Pension Relief Passed by House and Senate
December 18, 2008
Last week, both houses of Congress passed H.R. 7327, the Worker, Retiree, and Employer Recovery Act of 2008. The measure is intended to ease financial strain on senior retirees as well as sponsors of defined benefit plans.
The recent economic downturn has hit hard on sponsors of defined benefit plans, including employees. New funding rules enacted under the Pension Protection Act of 2006 require employers that sponsor such plans to make large catch-up payments when the value of pension plan assets falls below certain levels, as many have experienced recently. The new rules require that market losses in the pension plan be fully paid up within seven years and impose considerable unpredictability in uncertain economic times.
Employers are required to fund defined benefits plans in advance. Plans typically provide a pre-determined annuity to retirees. These plans are structured differently from defined contribution plans, such as 403(b) retirement savings plans, in which the employer makes contributions each year, but the value of the retirement benefit is unspecified.

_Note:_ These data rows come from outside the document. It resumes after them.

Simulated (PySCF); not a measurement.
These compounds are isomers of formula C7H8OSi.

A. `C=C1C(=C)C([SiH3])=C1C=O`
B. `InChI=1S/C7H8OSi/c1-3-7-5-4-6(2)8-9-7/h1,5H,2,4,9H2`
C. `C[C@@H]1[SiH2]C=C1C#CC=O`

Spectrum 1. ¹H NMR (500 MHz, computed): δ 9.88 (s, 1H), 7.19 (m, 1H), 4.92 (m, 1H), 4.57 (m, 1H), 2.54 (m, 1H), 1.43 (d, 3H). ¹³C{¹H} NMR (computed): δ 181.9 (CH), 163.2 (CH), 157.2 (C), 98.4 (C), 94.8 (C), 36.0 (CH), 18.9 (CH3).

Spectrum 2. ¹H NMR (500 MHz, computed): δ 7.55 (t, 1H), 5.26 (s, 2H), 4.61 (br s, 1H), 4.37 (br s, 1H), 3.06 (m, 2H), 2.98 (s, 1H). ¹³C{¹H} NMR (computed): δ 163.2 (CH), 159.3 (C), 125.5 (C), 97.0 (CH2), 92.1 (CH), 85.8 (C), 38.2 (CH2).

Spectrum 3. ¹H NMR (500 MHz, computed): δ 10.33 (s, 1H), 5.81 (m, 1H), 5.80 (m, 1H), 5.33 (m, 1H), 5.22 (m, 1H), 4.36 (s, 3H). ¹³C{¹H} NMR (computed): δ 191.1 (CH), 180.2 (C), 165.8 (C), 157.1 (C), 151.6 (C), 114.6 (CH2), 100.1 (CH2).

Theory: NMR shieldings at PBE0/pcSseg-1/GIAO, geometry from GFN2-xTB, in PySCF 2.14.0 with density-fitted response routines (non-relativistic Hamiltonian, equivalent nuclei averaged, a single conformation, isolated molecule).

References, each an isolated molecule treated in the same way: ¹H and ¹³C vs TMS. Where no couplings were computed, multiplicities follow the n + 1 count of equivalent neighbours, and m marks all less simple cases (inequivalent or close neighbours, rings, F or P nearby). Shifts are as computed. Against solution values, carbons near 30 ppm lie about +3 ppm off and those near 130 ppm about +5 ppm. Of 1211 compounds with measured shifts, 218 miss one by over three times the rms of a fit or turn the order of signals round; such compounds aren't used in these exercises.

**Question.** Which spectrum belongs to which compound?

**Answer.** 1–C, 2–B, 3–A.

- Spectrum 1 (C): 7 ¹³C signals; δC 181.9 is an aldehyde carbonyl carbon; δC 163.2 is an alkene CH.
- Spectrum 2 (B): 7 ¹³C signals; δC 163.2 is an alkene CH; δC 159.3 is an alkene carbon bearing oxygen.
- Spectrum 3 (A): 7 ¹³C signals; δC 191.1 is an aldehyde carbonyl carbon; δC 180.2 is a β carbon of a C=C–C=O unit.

Key provisions of H.R. 7327 include:
- A one-year moratorium on required minimum distributions for retirees (aged 70 ½ and over) from individual retirement accounts and defined contribution plans;
- A technical correction provision providing that a rollover from a Roth designated account in a tax-qualified retirement plan or tax-sheltered annuity to a Roth IRA isn't subject to the gross income inclusion and adjusted gross income conditions;
- For defined benefit plan sponsors, transition relief in the form of retaining the full funding level for 2009 at 92 percent and removing the "cliff" that requires plans below the full funding level to begin making payments to fund up to 100 percent of liabilities rather than 92 percent; and
- Permission for sponsors of defined benefit plans to look to funding levels at the beginning of 2008 rather than 2009 for determining whether Pension Protection Act automatic benefit restrictions must be put in place.
H.R.7327 was passed by the House on December 10 and the Senate on December 11. It is anticipated that the bill will be signed by President Bush.